JFET preamp?


2004-03-23 10:43 am
JFET preamp?
I think that, within short time, Jfets will be the buzzword in the Chipamp forum:D In short time you will see preamps popping up, based on Jfets:D Not a bad thing at all:) In the meantime , take a look at this:
http://users.verat.net/~pedjarogic/audio/gainclone/gainclone.htm Just for inspiration:) I guess you will be hearing 2SK170, quite a few times now:D Yep, those darn Hitachi devices rock's! If you can get them;)


BTW here is a bit more to chew on;) : http://www.borbelyaudio.com/
The preamp originally cited was a common source amplifier with gain. A simple common source JFET amp will have a fair amount of distortion (~0.5-1% if done right, assuming low gain and and output voltage of ~1-2V). Most of the distortion is low order (2nd and 3rd harmonics). The preamp was originally being used with an electric guitar, though, so the distortion in that application was probably irrelevant for the most part. The common source buffer cited in the next post is a neat idea for overcoming the relatively low impedance of an inverting gain clone. Distortion can be pretty low (0.005% simulated).

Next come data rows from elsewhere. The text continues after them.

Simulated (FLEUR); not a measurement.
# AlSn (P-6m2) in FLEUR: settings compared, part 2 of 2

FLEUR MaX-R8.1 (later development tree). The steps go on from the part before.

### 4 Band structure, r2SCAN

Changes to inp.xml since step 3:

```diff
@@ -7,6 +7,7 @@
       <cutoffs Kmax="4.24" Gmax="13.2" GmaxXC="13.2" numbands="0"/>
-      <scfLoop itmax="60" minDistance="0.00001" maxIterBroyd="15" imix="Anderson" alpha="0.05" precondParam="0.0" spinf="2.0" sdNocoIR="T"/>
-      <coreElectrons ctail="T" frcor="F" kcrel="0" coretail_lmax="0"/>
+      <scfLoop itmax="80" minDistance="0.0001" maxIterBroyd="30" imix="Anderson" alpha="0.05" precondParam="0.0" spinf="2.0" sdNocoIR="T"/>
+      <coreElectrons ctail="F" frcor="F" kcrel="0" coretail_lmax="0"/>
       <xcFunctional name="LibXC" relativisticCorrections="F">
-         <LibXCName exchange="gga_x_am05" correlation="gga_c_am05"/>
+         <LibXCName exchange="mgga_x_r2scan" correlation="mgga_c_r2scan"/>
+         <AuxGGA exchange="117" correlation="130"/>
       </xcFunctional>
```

If you are using a low slew rate power opamp and need some extra gain to avoid slew rate problems, it might be a better idea to just give in and use an opamp if you want a modest gain boost and are concerned about adding distortion. If you don't care, then a simple JFET commmon source amp will work. There will be a big turn-on thump, though, due to the single ended capacitor coupled output.
I did a simulation today using a PN4303 (halfway decent audio FET with reasonably low noise and fairly low transconductance). With the standard model in ORCAD, a 680 ohm source resistor and a 6.8k drain resistor gave me a gain of almost exactly five. For 200mV in (1V out), I got 0.3% THD, almost all 2nd and 3rd harmonic. This agrees pretty well with what I've gotten in real life. With these values, the drain voltage was fairly well centered using a +30v supply. For real - life FETs, you'd have to select devices or jigger the values around for proper gain and output voltage centering, but the results look reasonably encouraging. Last time I looked, Electronic Goldmine had the PN4303. Mouser also has them from Fairchild and Vishay. If you go this route, I'd spend the extra money and opt for the Vishay devices.

BTW, you never really mentioned wheter you wanted a gain block or a buffer in front of your clone, though since you originally cited the common source amp, I assumed the former. If you want gain, how much?